The financial media is drawn to catchphrases, acronyms, and buzzwords that can be sold as the new thing. FAANG (Facebook, Apple, Amazon, Netflix, and Google) is the latest of these. But does this constitute an investment strategy?

For journalists, commentators, and marketers, acronyms like FAANG are useful. They fit easily into headlines and they appeal to a feeling among some investors that their portfolios should match the “zeitgeist” or spirit of the age.

But as we’ll see, investment trends tend to come and go. This is not to downplay the transformative nature of new technologies and the possibilities they present. But as an investor, it is wise to recall that all those hopes and expectations are already built into prices.

The FAANG acronym has become particularly popular in 2017 as returns from the five members of the unofficial club have far outpaced the wider market. Exhibit 1 shows the total year-to-date returns of the FAANG members compared to the S&P 500.

Such is the public interest in the tech giants that the parent company of the New York Stock Exchange recently launched the NYSE FANG+TM Index that includes the quarterly futures contracts of the FAANG members apart from Apple (hence only one “A”), plus another five actively traded technology growth stocks.

So, does this mean, as some media gurus suggest, that you should reweight your portfolio around these tech names? After all, these companies have fundamentally reshaped traditional sectors like newspapers, television, advertising, music, and retailing.

For investors, there are a few ways of answering that question, none of which involve denying the significant influence Facebook, Amazon, Apple, Netflix, Google, and other technology names are having on our lives.

Firstly, market leadership is constantly changing based on a myriad of influences, including shifts in the structure of the global economy, commodities, technology, demographics, consumer tastes, and supply factors. Trying to build an investment strategy by anticipating these forces is like trying to catch lightning in a bottle.

In the 1960s, the then often-quoted Nifty Fifty of solid, buy-and-hold blue-chips included such names as Xerox, Eastman Kodak, IBM, and Polaroid, all of which were disrupted in one way or another by newer, more nimble competitors in the following decades.
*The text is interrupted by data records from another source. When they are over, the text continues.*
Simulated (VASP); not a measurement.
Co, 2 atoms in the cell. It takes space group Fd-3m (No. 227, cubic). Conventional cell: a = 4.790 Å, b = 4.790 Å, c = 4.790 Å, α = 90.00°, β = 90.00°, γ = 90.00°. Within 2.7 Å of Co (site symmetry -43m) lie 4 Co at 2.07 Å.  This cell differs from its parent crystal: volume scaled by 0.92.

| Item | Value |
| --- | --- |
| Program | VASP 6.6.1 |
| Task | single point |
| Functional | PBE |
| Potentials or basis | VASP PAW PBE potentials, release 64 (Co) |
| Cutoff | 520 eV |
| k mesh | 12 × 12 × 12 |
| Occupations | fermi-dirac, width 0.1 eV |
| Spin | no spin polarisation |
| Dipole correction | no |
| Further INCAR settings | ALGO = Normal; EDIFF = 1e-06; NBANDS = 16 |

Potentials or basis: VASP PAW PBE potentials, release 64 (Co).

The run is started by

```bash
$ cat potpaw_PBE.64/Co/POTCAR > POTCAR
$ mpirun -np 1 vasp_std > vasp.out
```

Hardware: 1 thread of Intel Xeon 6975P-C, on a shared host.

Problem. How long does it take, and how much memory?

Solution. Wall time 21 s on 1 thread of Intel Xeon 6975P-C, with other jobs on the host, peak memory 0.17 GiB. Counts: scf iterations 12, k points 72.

By the late 1990s, the media was full of stories about the dot‑coms, companies that were building new businesses using the transformative power of the internet. A handful of those companies (Amazon, for instance) fulfilled their promise. Many others (retailer Boo.com, prototype social network TheGlobe.com, and pet supplies firm Pets.com were just three examples) crashed and burned.

In the mid-2000s, the focus turned to companies with a large exposure to the so-called BRIC economies, an acronym based on the fast-growing emerging economies of Brazil, Russia, India, and China.

Several financial services companies even set up BRIC products, with mixed degrees of success. One investment bank, having argued that the superior growth for emerging economies justified a bias to stocks exposed to these markets, ending up closing its BRIC fund in late 2015 after years of poor returns.1

So, while individual sectors each can have their time in the sun, it is not clear that weighting your portfolio toward an industry currently in favor is a sustainable long-term strategy.

A second way of looking at this issue is that accepting it is difficult to pick winning sectors does not mean you should exclude these zeitgeist stocks in a diversified marketwide portfolio. You can still own them, but you do so by casting a much wider net.

The more concentrated the portfolio, the more you are exposed to idiosyncratic forces related to individual stocks or sectors. Being highly diversified means you can still benefit from the broad trends driving technology or whatever is leading the market at any one time, but you are doing so in a more prudent manner.

Put another way, by diversifying you are not only reducing the risk of placing too much of a bet on one sector, you are improving the odds of holding the best performers. Look at Exhibit 2, which shows what would have happened if you had excluded the top 10% and top 25% of market performers in a global portfolio from 1994–2016.

We’ve seen that even professional investors can find it tough to pick which sector will lead the market from year to year.

It’s true that technology companies like Amazon and Facebook have performed well recently. But it is worth recalling that current prices already contain future expectations about those companies. We don’t know what future prices will be because these will reflect information we haven’t received yet. Because no one has a reliable crystal ball, a better approach is to diversify. That way we increase the odds of being positioned in the next big winning sector without chasing hot trends or latching on to cute‑sounding acronyms.

1.”Goldman Closes BRIC Fund,” The Wall Street Journal, November 9, 2015.
2.The “All stocks” portfolio consists of all eligible stocks in all eligible developed and emerging markets. The portfolio for January to December of year t includes stocks whose free float market capitalization as of December t-1 is greater than $10MM in developed markets and $50MM in emerging markets and with non-missing price returns for December of year t-1. Annual portfolio returns are value-weighted averages of the annual returns on the included securities. The portfolios “Excluding the top 10%” and “Excluding the top 25%” are constructed similarly. Individual security data are obtained from Bloomberg, London Share Price Database, and Centre for Research in Finance. The eligible countries are: Australia, Austria, Belgium, Brazil, Canada, Chile, China, Colombia, Czech Republic, Denmark, Egypt, Finland, France, Germany, Greece, Hong Kong, Hungary, India, Indonesia, Ireland, Israel, Italy, Japan, Republic of Korea, Malaysia, Mexico, Netherlands, New Zealand, Norway, Peru, Philippines, Poland, Portugal, Russia, Singapore, South Africa, Spain, Sweden, Switzerland, Taiwan, Thailand, Turkey, United Kingdom, and the United States. Diversification does not eliminate the risk of market loss. Past performance is no guarantee of future results.